Although our being is pure, divine essence, we don’t notice what we are because of ignorance. As a result of this lack of awareness, we took embodiment in a physical body. However, it is precisely because of having this precious human form that we are able to realise this divine essence. This is why the unity of the two truths – relative and absolute – is so essential in our human existence. It is crucial to have the ability to recognise the obscurations preventing our realising this truth, so that confusion dawns as wisdom. These obscurations arise from our strong identification with an acquired idea of a ‘me and mine’ – a dark reflection.

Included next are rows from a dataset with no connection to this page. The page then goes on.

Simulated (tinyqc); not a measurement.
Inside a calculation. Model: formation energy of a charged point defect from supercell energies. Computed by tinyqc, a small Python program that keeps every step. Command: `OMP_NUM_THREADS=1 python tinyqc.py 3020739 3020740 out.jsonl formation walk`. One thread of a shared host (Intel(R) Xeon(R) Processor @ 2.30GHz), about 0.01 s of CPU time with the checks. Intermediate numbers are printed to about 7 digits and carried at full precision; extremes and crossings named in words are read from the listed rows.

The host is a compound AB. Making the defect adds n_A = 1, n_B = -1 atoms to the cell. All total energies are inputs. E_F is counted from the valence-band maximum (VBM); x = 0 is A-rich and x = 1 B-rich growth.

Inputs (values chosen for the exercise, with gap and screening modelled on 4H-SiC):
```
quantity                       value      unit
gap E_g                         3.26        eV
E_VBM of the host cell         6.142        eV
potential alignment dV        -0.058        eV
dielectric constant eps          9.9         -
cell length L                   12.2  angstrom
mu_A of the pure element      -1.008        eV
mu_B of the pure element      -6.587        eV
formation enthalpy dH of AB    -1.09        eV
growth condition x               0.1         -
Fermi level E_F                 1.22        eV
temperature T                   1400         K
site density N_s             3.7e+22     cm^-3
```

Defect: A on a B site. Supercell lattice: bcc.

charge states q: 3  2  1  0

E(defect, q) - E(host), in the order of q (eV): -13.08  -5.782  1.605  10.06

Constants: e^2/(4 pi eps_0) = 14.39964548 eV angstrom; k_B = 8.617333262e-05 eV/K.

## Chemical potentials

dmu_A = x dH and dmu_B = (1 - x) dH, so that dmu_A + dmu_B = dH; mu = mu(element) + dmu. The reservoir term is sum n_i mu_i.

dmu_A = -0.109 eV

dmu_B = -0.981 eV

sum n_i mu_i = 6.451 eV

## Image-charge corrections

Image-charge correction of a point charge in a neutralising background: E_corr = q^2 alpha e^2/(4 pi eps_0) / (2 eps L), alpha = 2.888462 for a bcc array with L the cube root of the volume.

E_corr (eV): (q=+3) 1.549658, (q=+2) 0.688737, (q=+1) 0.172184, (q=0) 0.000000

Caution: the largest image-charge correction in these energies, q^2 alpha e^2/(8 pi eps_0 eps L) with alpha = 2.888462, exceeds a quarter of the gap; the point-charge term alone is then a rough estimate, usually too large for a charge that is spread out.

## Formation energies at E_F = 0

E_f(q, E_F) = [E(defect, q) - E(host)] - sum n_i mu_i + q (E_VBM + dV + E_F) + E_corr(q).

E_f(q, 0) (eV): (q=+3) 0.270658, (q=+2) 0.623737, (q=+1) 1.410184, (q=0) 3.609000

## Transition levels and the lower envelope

The very moment of actually seeing and experiencing our confused suffering is the unity of these two truths. It is divine essence that recognises. That recognition is the unity! The light in the darkness. All we need to do is find the switch, which is recognition. Then, all doubt is cleared.
Recognition and realisation are simultaneous, thus empty essence is revealed. When the switch is on, that which was dark is now illumined: knowing obliterates not knowing.
The importance of understanding the unity of the two truths is what the Dharma is all about. Realisation and conduct, merit and wisdom (something we do to realise something we are), appearances and emptiness, darkness and light, meditation and non meditation, the devil and God*.
If we get caught up in extremes and separations, then we will never realise the unity of the middle way, and so will remain divided. ‘Good’ and ‘bad’ are merely designations – an act of choosing. Before ‘good’ and ‘bad” there is merely unbiased awareness, or knowingness.
When we are in disunity, we remain in chaos, confusion and distress. We are in conflict with a group of ideas which, in itself, is in conflict with other groups of ideas. To see clearly, we need a panoramic, open view that takes in everything, looking at all possibilities. If we become fixated on just one aspect, this is a limiting view. This biased view may be cosy for a time, but conflicts are bound to arise. The sole purpose of a group is to maintain itself, and the individuals are just part of that process. It’s possible to understand why this happens because we are ‘led to believe’, as opposed to seeing for ourselves.
Realisation happens in meditation: that realisation is pure being. Essence beyond mind – emptiness. But we are sentient and, as such, have to do things. This is where our conduct – the continuity of realisation – comes to the fore. Here we practise, or remember, the six perfections of generosity patience, perseverance, discipline, meditation/concentration and transcendent knowledge: maintaining these requires effort. Once transcendent knowledge is realised and transformed into transcendent wisdom – which is the realisation of empty essence – then these same perfections become wisdom conduct: as there is no fixation/clinging, the six perfections are now maintained without effort. Another, simpler word for this is love. The light in the darkness. But it is the recognition of the darkness that is the light. This is the unity of the two; they just cannot be separated.
So, instead of remaining aloof in emptiness – which is, by itself, rather dry and could become nihilistic – we can have fun in expressing this realisation. The juice of love! We can thus be fearless, not bound by dogma.
* This is an intriguing story: the devil is merely the absence of pure consciousness (or god consciousness if you prefer). Division creates confusion, and perhaps this has been exploited through the anthropomorphising of the devil and god. When realised, the recognition of the absence of pure consciousness is pure consciousness (again, god consciousness if you wish).